Hancock County

Stinky feces floods sinks, tubs at Coast apartments. Why did it take days to repair?

Tenant Sabrina Dixon stands in front of a bathtub filled with raw sewage in her apartment at Bay Crossings Apartments in Hancock County, where toilets began backing up Friday night. The problem was not resolved until Tuesday evening.
Tenant Sabrina Dixon stands in front of a bathtub filled with raw sewage in her apartment at Bay Crossings Apartments in Hancock County, where toilets began backing up Friday night. The problem was not resolved until Tuesday evening. Alexandria Nguyen

Tenants at two apartments in Bay Crossings Apartments in Hancock County couldn’t bathe, cook or use their toilets for four days because their toilets and bathtubs were backed up with sewage that left a putrid odor permeating their living space.

“It’s disgusting,” Alexandria Nguyen, whose mother is a tenant, said Tuesday afternoon. “We’re just calling and emailing and getting zero responses.”

Tenants said the problems started Friday night and were not resolved until Tuesday night, after Nguyen wrote a scathing public Facebook post that has been shared 29 times, and included graphic photos in the comments of the bathtubs and toilets with sewage floating in them.

The apartment’s property manager, Jamillah Shamsideen, said she did not learn about the backups until after hours Saturday night from the couple with the original backup, Sabrina and John Robert Dixon. She said that’s when the Dixons put in a work order to fix the problems and that all their work orders are tracked.

Sabrina Dixon said she filled out a work order after her toilet started bubbling Friday night and put in more work orders Saturday.

Bay St. Louis apartment unlivable, tenant says

Nguyen’s mother Trinnae Flood, a preschool teacher and director, said Tuesday afternoon that her apartment was unlivable and she was moving in with her daughter that night. Flood said she was already planning to leave when her lease was up at the end of December because she waited more than a month this summer for a refrigerator when hers broke down.

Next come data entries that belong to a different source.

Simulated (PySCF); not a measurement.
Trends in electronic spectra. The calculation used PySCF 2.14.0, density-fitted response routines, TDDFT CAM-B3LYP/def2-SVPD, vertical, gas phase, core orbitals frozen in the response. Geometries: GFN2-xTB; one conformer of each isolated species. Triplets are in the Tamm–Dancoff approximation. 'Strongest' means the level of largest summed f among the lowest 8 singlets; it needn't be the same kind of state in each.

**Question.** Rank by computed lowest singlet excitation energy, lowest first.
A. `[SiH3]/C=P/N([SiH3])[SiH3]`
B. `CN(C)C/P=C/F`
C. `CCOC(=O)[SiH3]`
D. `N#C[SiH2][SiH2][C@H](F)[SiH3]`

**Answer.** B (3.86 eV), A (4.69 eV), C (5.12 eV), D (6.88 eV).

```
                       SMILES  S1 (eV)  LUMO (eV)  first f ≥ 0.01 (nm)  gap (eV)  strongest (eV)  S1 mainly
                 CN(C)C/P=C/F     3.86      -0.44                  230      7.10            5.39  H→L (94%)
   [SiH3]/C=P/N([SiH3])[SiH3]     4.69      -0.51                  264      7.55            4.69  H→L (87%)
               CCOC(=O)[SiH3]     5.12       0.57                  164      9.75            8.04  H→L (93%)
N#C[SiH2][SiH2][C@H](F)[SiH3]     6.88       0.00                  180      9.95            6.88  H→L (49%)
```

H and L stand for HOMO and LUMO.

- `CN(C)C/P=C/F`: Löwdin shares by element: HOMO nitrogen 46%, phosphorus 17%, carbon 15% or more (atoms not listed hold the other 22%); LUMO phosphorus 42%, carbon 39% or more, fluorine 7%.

Flood had lived in the complex more than 15 years without problems. A new company, Michigan-based Beztak Properties, took over management in December and Shamsideen said she started her job at Bay Crossings in June.

Flood’s neighbors, the Dixons, might not be able to move, although they said that they wanted to. They are living at Bay Crossings with a HUD voucher. HUD inspected their apartment Wednesday morning, after a plumber finally fixed the problem Tuesday evening, and said it was safe for them to stay.

Shamsideen acknowledges a plumber did not come to inspect the backup until Tuesday evening. She said the maintenance man first tired to unclog the lines with solvent and bleach. The septic system also was inspected before a plumber finally came, Nguyen said.

Wednesday morning, Shamsideen said cleaners are coming in to sanitize the apartments, particularly the bathrooms

“Sometimes, you can’t just say, ‘We’ll fix it,’ “ Shamsideen said. “We have to figure out what needs to be fixed. It’s a process.”

Why apartment plumbing backed up

What caused the backup? The plumber discovered someone had stuffed rocks into a return valve on the outside of the apartment building in question, Shamsideen said. She said she does not plan to file a police report because she has no idea who is responsible.

While they were waiting to see if a plumber would show up Tuesday evening, Flood told the Sun Herald: “It’s like, what do you do? I was going to be here until the end of the month. That’s why I paid my rent. I’ve got to leave. I can’t stay in that.”

Beztak started reaching out to Nguyen late Tuesday afternoon, after she published her Facebook post, according to text messages she shared with the Sun Herald.

A corporate representative has agreed to refund her mother’s December rent and her security deposit, Nguyen said, but a spokesman for Beztak was not immediately available to confirm that information.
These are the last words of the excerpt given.